In the most recent ethnic violence in Nigeria's Plateau State, the victims were "members of Plateau’s leading ethnic group, the Berom, in the villages of Ratt and Dogona Hauwa" (Adam Nossiter, "Clashes kill dozens in central Nigeria", NYT 3/7/2010, update with fuller casualty count here), and the perpetrators were "Fulani herdsmen".

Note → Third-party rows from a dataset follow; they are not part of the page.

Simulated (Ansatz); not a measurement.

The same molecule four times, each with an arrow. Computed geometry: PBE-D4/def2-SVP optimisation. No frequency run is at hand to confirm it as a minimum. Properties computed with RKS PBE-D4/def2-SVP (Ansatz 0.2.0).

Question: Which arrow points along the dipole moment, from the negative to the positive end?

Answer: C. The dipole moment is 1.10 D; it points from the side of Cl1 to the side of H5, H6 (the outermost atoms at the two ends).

Some excellent background on this conflict can be found in a report by Roger Blench, "Access Rights and Conflict over Common Pool Resources on the Jos Plateau, Nigeria", Report to the World Bank on Jigawa Enhancement of Wetlands Livelihoods Project, 9/13/2003:

Plateau State is distinctive for its high level of ethnolinguistic diversity, and it is populated by a great variety of small groups living in hamlets, with a complex clan organisation and ritual kingship systems. This has ensured that no one language or people is dominant, although the largest ethnic groups are probably the Berom, Ngas and Tarok. Gunn (1953) gives a useful overview of the main ethnic groups of the Plateau region.

Fulɓe movement into the lowland regions is less well chronicled, but it is generally more recent than the movement onto the Plateau. A low human population, low levels of tsetse and mosquitoes and unlimited grassland drew Fulɓe pastoralists from all over the semi-arid regions. Fulɓe established themselves in all parts of the Plateau and originally lived alongside cultivators with minimal friction. To judge by interviews, Fulɓe settlement began in the late nineteenth century but was given a great boost by the end of warfare consequent on colonialism (Morrison 1976).   [links added]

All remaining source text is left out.